LAUNCHING a Jewish-Muslim initiative to train people to react effectively, yet safely when they witness antisemitic and Islamophobic attacks, Victoria’s Multicultural Affairs Minister Richard Wynne condemned attacks on Jews, Muslims and any minorities “based on their faith and their beliefs”.
Wynne was speaking at the Immigration Museum on December 10 at the launch of Showing Up: Bystander Intervention Program, a community initiative in which the state government, the Jewish Community Council of Victoria (JCCV), the Australasian Union of Jewish Students, and two Muslim associations, the Australian Intercultural Society and Benevolence Australia, are partnering to teach safe ways not to be a passive bystander to a hate attack.

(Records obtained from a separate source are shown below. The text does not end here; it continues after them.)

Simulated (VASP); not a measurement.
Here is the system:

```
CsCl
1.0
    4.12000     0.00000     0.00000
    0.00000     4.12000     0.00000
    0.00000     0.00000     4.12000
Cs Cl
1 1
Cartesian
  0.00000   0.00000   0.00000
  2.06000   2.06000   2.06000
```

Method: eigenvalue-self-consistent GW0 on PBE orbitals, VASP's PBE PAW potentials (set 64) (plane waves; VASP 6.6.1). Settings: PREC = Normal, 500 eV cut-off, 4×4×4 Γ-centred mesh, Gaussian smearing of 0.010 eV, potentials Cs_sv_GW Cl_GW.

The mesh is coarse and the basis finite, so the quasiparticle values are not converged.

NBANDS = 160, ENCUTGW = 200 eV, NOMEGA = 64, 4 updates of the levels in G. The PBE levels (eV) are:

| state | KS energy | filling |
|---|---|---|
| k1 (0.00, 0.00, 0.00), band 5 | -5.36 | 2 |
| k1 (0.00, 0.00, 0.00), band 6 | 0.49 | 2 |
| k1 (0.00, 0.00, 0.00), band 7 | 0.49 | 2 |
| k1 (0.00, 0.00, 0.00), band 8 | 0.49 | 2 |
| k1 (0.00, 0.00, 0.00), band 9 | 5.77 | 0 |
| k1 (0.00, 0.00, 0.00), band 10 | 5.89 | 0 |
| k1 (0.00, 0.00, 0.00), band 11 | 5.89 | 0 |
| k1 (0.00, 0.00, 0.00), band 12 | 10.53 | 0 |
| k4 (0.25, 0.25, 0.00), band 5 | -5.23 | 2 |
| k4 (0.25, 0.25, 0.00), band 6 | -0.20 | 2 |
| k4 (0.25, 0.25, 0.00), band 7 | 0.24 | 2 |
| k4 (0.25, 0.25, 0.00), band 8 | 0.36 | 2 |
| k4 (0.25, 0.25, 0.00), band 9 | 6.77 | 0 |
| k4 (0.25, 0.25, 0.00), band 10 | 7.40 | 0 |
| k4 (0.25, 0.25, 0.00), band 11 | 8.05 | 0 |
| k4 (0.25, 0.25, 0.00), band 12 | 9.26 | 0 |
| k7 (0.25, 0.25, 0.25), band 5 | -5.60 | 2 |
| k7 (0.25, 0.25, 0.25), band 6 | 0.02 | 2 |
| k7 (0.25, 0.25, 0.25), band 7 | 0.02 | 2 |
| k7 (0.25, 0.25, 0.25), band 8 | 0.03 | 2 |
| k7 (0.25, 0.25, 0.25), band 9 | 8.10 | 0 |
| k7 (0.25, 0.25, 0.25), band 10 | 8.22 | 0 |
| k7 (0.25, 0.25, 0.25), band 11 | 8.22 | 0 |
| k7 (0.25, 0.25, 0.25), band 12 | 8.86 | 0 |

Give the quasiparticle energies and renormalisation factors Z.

Referring to the Executive Council of Australian Jewry’s 2018 antisemitism report, Wynne condemned antisemitic attacks, including vandalism, emails, phone calls and posters, and also condemned a rise in attacks on Muslim women in faith-related garb.
He said “racism, in which Islamophobia and antisemitism are rooted, harms individuals and societies and is deeply, deeply corrosive at every level”.
Opposition MLC Bruce Atkinson, president of the Legislative Council, said it is no longer acceptable to expect victims of racism to be stalwart about it, rather the goal should be to ensure “racism is abolished, is eradicated … that every single person can actually contribute to the best of their personal ability … because Victoria is the richer and the stronger for that contribution”.
JCCV president Jennifer Huppert quoted Hillel, the Sage, “who said ‘treat others as you would have them treat you'”, describing his words as “a main tenet of Judaism … this program is based on that tenet. What we want is to make sure that all people in Victoria are treated with the respect that they deserve … The aim of this program is to train people to give them the tools to ensure that that occurs.”
Saara Sabbagh, director of Benevolence Australia, a Muslim organisation, said Muslim tradition teaches “none of us can be bystanders” when injustices occur.
Ahmet Keskin, executive director of Muslim group, Australian Intercultural Society, said, “Islamophobia and antisemitism are serious issues for many members of the community across Victoria [but] the majority of us, if faced with an antisemitic or Islamophobic incident, wouldn’t know what to do.”
The program began with training workshops at the Immigration Museum, and further sessions will be held early next year at the Jewish Holocaust Centre, the Sir Zelman Cowen Centre at Victoria University, Darebin City Council and the Islamic Museum of Australia.